Tuesday, July 17, 2012

My Asian Affair on Independence Day

This past Saturday I was strolling through an exhibition surrounding the railroad’s history in America at San Marino’s Huntington Library, Art Collection and Gardens when I came across an illustration titled “The Chinese Experience.” In it, a bunch of Chinese men and women were gathered around a table in San Francisco showing some white men their textiles and food. I giggled because I had just experienced my own grand Asian affair in my favorite American city by the Bay for Independence Day.

This past Fourth of July, the Cute Gardener and I decided to celebrate the Asian experience instead of the bombastic fireworks and tourist display that would surely be populating San Francisco’s thumb-shaped bay with mass loads of revelers.

It seemed like every inch of San Francisco had become a ghost town overnight as we drove the car down eerily empty streets on the starkly white sunny day towards the Tenderloin District. We were on the hunt for the best banh mi at Saigon Sandwiches. The tiny hole in the wall already had about six people stuffed into its small entrance door squeezed around the two people eating at the only seats in the place. A mere deli counter stuffed to the gills with Vietnamese yam, gel, and taro puddings and candy treats in unnatural colors that were oddly alluring welcomed us. As we waited in line, we watched the two ladies mechanically filing and stuffing made to order sandwiches that came in just a few varieties of pork and chicken with stacks of carrots, cilantro and onions piled on top and a few slices of raw jalapeno. They didn’t even bat an eye when the homeless man came strolling through the line begging the customers for a dollar and even getting into a fight with an alley cat young lady with a trucker’s mouth. 

We drove our warm sandwiches up to Twin Peaks and sat on top of the world as we ate our $3.50 stuffed to the brim treats. A few days later I would come to see a franchise type banh mi store on Fillmore where sandwiches cost $8 bucks a pop and young kids in shiny uniforms served them up with dull looks on their faces. I was happy that we had uncovered the real deal.
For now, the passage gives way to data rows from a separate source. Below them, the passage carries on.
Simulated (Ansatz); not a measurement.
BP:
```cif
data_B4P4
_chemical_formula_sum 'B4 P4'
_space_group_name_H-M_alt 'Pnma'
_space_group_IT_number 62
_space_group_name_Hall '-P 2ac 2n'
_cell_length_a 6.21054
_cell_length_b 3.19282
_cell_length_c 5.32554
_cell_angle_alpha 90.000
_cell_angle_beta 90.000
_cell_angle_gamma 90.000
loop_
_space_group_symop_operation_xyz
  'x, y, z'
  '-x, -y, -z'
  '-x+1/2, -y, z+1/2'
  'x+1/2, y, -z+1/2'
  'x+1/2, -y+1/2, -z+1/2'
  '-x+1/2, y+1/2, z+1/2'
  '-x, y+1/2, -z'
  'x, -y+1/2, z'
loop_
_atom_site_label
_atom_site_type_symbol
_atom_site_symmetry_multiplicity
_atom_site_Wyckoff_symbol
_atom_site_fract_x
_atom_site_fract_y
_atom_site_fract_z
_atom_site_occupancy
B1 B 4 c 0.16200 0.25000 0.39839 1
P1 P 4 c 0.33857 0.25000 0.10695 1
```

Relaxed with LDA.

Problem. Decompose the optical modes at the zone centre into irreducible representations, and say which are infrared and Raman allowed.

In the afternoon, we walked through the Inner Richmond District that was as empty as the rest of the town, to the small and ancient Bridge Theater. An independent movie house in the middle of a block full of Asian eateries and computer repair stores, it satisfied all the things I liked about the day already—celebrating our freedom by choosing to stay away from the crowds and eke out small undiscovered gems with a subtle poignancy. The ticket takers at the theater were offering free popcorn in exchange for correct answers to trivia questions and a water pitcher sat next to the theater entrance for those not wanting to pay lots of money for overpriced candy. We were there to see a small and precious movie called Jiro Dreams of Sushi about a man whose life has been devoted to mastering the craft of the raw fish delicacy. To me, the Asian aesthete represents things done with care, modesty, silence and an extreme respect towards patience, minding the words and actions and cultivation without an expectation for validation. A minimalist approach to life in its present form is emphasized with large demonstration towards a small and simple life of meaning rather than the other way around.   

We ended our day with a trip to Chinatown’s R&G Lounge for some traditional Cantonese cuisine. We were specifically looking for Peking duck and deep fried crab.

The two-story restaurant was crammed full and we were shown downstairs into the basement where I felt like we were inside someone’s old home. Tables squished together full of families in all forms of dress, paper lamps and colorful murals on the wall, gilded mirrors all around and tons of happily smacking lips.

The duck was sweet and came with homemade buns but the crab was the treat of the evening with its pepper and salt simplified glory, fried whole and with a head shell stuffed with fried brains (eyeballs included as you can see above) and other dirty parts favored by my dining mate. We both needed a bath when we left, hands sore from cracking claws and full of juice all over our clothes.

We were obviously sated and hungry for more because our Asian experience didn’t end there but would carry over to the next day as we went on the hunt for Japanese.